Under the new proposal, the retirees would have to foot those costs. Another proposal also would allow those who could retire in the next 10 years to keep the premium-free care, but those hired after 2019 would have to pay.
Simons said that the pension plan for Yale police officers does not provide the kind of cost-of-living increases that police officers in New Haven and other police departments around the state receive. He likened the change, without any kind of additional compensation, to stealing from a group of people who risk their lives daily to protect the Yale community, especially its most precious resource, its students.
At best, the union would like to see the health care benefits remain status quo. But Simons said baring that, the union wants the university to provide “pension enhancements” to offset the costs that retirees would incur if they have to start paying premiums and other fees.
And he said if the university wants to fight over this issue, the union is prepared to engage in job actions including a strike.
“We’re private; we can strike,” Simons said. “We met several times over the last few months. We met on Tuesday and couldn’t come to an agreement. We have a meeting on Friday. We’re still talking.”
In the 27 months, the union has taken job actions including picketing. (Read about that here and here.) But it has yet to take more extreme steps such as a sick out, also known as the “Blue Flu,” or a full-on work stoppage.
Simons said the union doesn’t want it to come to that because the members of the department take pride in keeping the campus and its students safe. But fighting the elimination of a benefit that members will need the most when they retire because of the danger associated with their job would be worth it.
It’s also a sore point for union members that Yale, which now has an endowment of $29.1 billion, would even think of eliminating such benefits, let alone doing it without compensating union members for agreeing to give them up.
Simons noted that the endowment doesn’t pay for the university’s police department, but given the robust way that the university continues to develop, he’s certain it’s not hurting for the cash as much as union members would be in the long run.
“We’ve met for 27 months, in more than 65 sessions,” he said. “Yale has negotiated faithfully on noneconomic stuff. They’ve been pretty good with that even though it’s taken us a long time to do that.”
Yale spokesman Thomas Conroy said in an email that the university remains hopeful that things can continue to be worked out “amicably at the bargaining table.”
“The University and the union have resolved numerous issues, including all operational and many economic issues,” Conroy said. “The parties are currently working to resolve a handful of unresolved economic issues.”
Conroy noted that all authorized officer positions at Yale are filled, a testament to how attractive the positions are.
“We are justifiably proud of the outstanding group of officers on the Yale force,” he added. “They work effectively with our students and the other members of our campus community. We were able to attract and retain them due to the superior pay and benefits we provide, including comprehensive health care benefits that are highly subsidized by Yale, and the exceptional resources that support the department and its personnel.

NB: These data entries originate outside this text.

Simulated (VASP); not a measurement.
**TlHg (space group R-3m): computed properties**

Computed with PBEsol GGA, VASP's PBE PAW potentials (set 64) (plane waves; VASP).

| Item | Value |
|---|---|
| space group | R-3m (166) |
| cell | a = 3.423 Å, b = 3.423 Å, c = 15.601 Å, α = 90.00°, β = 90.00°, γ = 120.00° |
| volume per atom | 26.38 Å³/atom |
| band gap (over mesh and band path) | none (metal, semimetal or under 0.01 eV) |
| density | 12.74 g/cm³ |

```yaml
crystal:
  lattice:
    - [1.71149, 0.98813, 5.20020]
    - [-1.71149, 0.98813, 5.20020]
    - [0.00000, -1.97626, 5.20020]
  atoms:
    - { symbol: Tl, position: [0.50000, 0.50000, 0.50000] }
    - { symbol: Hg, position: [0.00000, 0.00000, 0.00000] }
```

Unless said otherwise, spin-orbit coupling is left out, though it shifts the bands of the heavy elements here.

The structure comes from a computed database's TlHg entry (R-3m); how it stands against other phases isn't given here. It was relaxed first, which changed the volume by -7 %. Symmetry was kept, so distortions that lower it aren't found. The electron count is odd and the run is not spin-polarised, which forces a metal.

“The officers are working under the good contract that they have agreed to extend during negotiations, and the next contract will also be highly competitive with any other police union contract in the state,” Conroy said further. “Because they work at Yale, the officers are also eligible for benefits including the Yale Homebuyer Program, which offers generous incentives to Yale employees who buy a home in the city, and the generous college scholarships that Yale gives to employees’ children.”
Simons said all the union is asking is that Yale treats its members fairly and compensates them for “what they want to take away from us.”
“The priority is to keep them safe,” he said. “Our officers go out every day and risk their lives for everybody.”